Monthly Archives: May 2013

Give me a leadership of possibilities

Do you recollect your emotions as you stepped out to start the first day of your first job? And the first day of the subsequent jobs you went on to take?

 I can now earn, I said, in the case of my first job (and earn better, in the case of my subsequent jobs). And I want to make a difference.

 Agreed, said most, if not almost all, when I posed them this question (whew! I am not a freak!). Which really means this. People come with an intrinsic motivation at the beginning of any new assignment. There is a ‘looking forward’ to, there is a ‘wanting to’ and there is a ‘willing to’ attitude.

And so, it is not motivation that we look to our leaders for. At least, not in the beginning, and not as long as we have it. We look up to them for inspiration. We look to them for a leadership of possibilities, so that we can continue to motivate ourselves.

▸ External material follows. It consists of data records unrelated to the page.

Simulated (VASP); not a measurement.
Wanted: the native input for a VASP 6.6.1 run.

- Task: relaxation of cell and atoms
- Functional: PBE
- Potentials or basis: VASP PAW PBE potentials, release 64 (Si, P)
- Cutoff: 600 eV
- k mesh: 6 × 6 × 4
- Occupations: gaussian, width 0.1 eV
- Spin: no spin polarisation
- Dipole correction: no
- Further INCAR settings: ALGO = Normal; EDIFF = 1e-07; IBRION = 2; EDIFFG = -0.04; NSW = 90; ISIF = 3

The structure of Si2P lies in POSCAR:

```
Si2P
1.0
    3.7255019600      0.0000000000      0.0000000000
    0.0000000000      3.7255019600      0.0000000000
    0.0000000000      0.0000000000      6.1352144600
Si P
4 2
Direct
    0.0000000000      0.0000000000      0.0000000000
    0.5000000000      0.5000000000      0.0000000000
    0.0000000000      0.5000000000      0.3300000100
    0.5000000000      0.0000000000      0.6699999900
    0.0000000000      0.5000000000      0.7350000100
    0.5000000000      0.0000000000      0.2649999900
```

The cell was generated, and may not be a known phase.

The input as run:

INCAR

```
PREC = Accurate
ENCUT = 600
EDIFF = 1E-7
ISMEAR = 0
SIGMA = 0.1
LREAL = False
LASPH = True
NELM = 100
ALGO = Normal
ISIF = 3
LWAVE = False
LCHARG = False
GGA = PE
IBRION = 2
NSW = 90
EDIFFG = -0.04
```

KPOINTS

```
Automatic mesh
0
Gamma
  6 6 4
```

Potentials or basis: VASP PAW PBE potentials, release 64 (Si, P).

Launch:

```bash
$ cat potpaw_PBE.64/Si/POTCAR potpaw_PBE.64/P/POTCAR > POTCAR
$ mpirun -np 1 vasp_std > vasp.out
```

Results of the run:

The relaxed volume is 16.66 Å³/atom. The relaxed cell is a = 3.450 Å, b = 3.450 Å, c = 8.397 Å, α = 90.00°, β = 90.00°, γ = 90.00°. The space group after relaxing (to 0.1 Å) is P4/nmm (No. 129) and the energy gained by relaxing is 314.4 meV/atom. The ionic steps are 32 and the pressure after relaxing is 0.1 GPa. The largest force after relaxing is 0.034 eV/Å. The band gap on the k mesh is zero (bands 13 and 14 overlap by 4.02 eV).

And we too become managers and leaders. Do we then remember this truth?  Do we step beyond mere projections and analyses to invoke the passion in our members to motivate themselves? Do we increase for them, their return on their emotional equity? So that they feel enthused to commit to something else other than the success of their own careers?

Today, the transience of the market place brings home the truth that it is anything but business as usual. The past is no indication of the future – it never was, for any breakthrough thoughts or actions, and it will continue not to be. What was not even imagined yesterday descends on us with impunity to create both success and failure. Step aside, replication, and make way for innovation. An innovation that allows my members to draw the future to the present, not constrain them to move forward only from the past.

Let us get back to the leadership of hope.

Do we have the courage of conviction to mesh inspired possibilities into the anchor of reality without grounding it to inaction? True reality is not misplaced or dreamy optimism for sure. But neither is it the illusory safety net of past predictors for future success. A leadership of hope first dares to see reality through its own eyes (and not through any other lens) and then search for accuracy.

Courage then moves from one of conviction to one of resilience. Do we have the tenacity to believe in what we see? To use the power of projections not merely to predict, but imagine too? To paint the canvas with a vision that keeps our members’ enthusiasm and motivation high without sacrificing them at the altar of meaningless competitiveness, internal and external?

And finally to the courage of charisma. Do we radiate the inner charisma that transfers our beliefs to our members? Not to direct them, but to inspire them to move higher, to resonate with their dreams of making a difference. Such charisma should help them move from the banalities of ‘change is good’ and ‘embrace change’ to a higher calling. One that has a cause and purpose and brings with it elements of change that they volunteer to.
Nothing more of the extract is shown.